The Adelaide Writers Festival
Juliet Moses writes at Quillette:
The furore surrounding the storied Adelaide Writers Festival, the longest-running and largest literary festival in Australia and one that receives significant taxpayer funding, has made international headlines. Our drama ostensibly begins when the Festival’s board disinvites Dr Randa Abdel-Fattah, an Australian writer with Palestinian heritage.
Its climax sees a cultural stampede of 180 writers escaping the inferno of ignominy engulfing the Festival, before its smouldering wreckage collapses. Well-known names elbowing their way through the flames include Zadie Smith, Trent Dalton, Roisín O’Donnell and perhaps most high-profile of all, New Zealand’s former Prime Minister Dame Jacinda Ardern, who was to be promoting her memoir A Different Kind of Power.

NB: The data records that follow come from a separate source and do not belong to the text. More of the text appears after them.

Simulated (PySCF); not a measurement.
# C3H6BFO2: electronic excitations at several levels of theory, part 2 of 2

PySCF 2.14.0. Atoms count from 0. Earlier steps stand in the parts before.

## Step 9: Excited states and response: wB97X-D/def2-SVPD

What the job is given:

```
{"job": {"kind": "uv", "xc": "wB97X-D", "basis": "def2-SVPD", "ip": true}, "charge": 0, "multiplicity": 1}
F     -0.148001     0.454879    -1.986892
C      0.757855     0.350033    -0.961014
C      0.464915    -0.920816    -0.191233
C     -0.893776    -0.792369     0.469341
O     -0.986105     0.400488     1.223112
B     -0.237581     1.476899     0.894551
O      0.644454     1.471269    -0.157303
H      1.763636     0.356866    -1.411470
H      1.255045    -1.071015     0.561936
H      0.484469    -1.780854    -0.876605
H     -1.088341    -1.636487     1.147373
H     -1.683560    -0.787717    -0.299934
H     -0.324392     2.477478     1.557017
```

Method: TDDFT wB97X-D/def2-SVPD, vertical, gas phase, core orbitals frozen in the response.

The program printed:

So who is Randa Abdel-Fattah?
While Abdel-Fattah has been an activist for some time (in 2021 she spoke on a panel with Hamas’s “head of international relations”), she has earned notoriety since 7 October 2023. She has repeatedly glorified that day’s Hamas-led invasion of southern Israel, while simultaneously denying its mass sexual violence. The next day she changed her Facebook banner to a paraglider (of the sort that was utilised by Hamas in the attack on the Nova music festival, at which 378 mostly young partygoers were slaughtered); and has said the attack gave her a glimmer of hope. On the day itself she mocked terrified young people fleeing the Nova festival and wrote about “all the Zionists staying up tonight hammering out… coloniser cries victim op eds.” There is footage of her teaching young children chants of “intifada”—no doubt inspired by UNRWA schools’ pedagogy that it is never too early to indoctrinate children into eliminationist hatred. She explicitly hopes for the eradication of the “murderous Zionist colony” and that “every last Zionist” will “never know a second’s peace.”
So you can see why organisers may have felt that having her speak just a few weeks about Jews were slaughter at Bondi Beach was a bad idea. Someone who celebrates the slaughter of Jewish civilians in Israel is part of the problem, not the solution.
Now you may make the case that on free speech grounds she should not have been disinvited (which I tend to agree with). You could argue that it is important to have a wide variety of views at such festivals. Well the problem there is Abdel-Fattah herself has tried to cancel numerous other people:
Abdel-Fattah has previously stated that “Zionists” should be made to feel culturally unsafe, and, fair dinkum, took part in the doxxing of 600 Jewish Australian academics and creatives on a Whatsapp group. She campaigned to have Thomas Friedman, a Jewish Pulitzer Prize-winning New York Times columnist (and strident critic of Israel’s current government), removed from the Festival’s 2024 slate. (He says he was subsequently mysteriously cancelled over “timing.”) She also campaigned to have Deborah Conway, a renowned Jewish Australian singer-songwriter, deplatformed from a Perth festival, and led a boycott of a 2022 Sydney arts festival after it received $20,000 in funding from the Israeli embassy for presenting a dancework created by an Israeli choreographer. And she signed a petition to ban Ayaan Hirsi Ali, a Somali-born ex-Muslim activist against Islamism, from touring Australia.
So basically the view of the Adelaide Writers Festival now is that it is hideous to not invite a speaker who has celebrated the slaughter of Israeli civilians, but its is repugnant to have Pulitzer Prize winning journalists who are Jewish speak.
One of the critics of Abdel-Fattah participating has been South Australian Premier Peter Malinauskas who said:
Mr Malinauskas at a press conference last week in which he asked reporters to imagine if a “far-right Zionist walked into a Sydney mosque and murdered 15 people”.
“Can you imagine that as premier of this state I would actively support a far-right Zionist going to Writers’ Week and speaking hateful rhetoric towards Islamic people?” he said.
“Of course I wouldn’t but the reverse has happened in this instance and I’m not going to support that either and I think that’s a reasonable position for me to have. It’s a view that I believe.”
Abdel-Fattah is now threatening the Premier with defamation. I sincerely hope she proceeds, as the court case would be wonderful.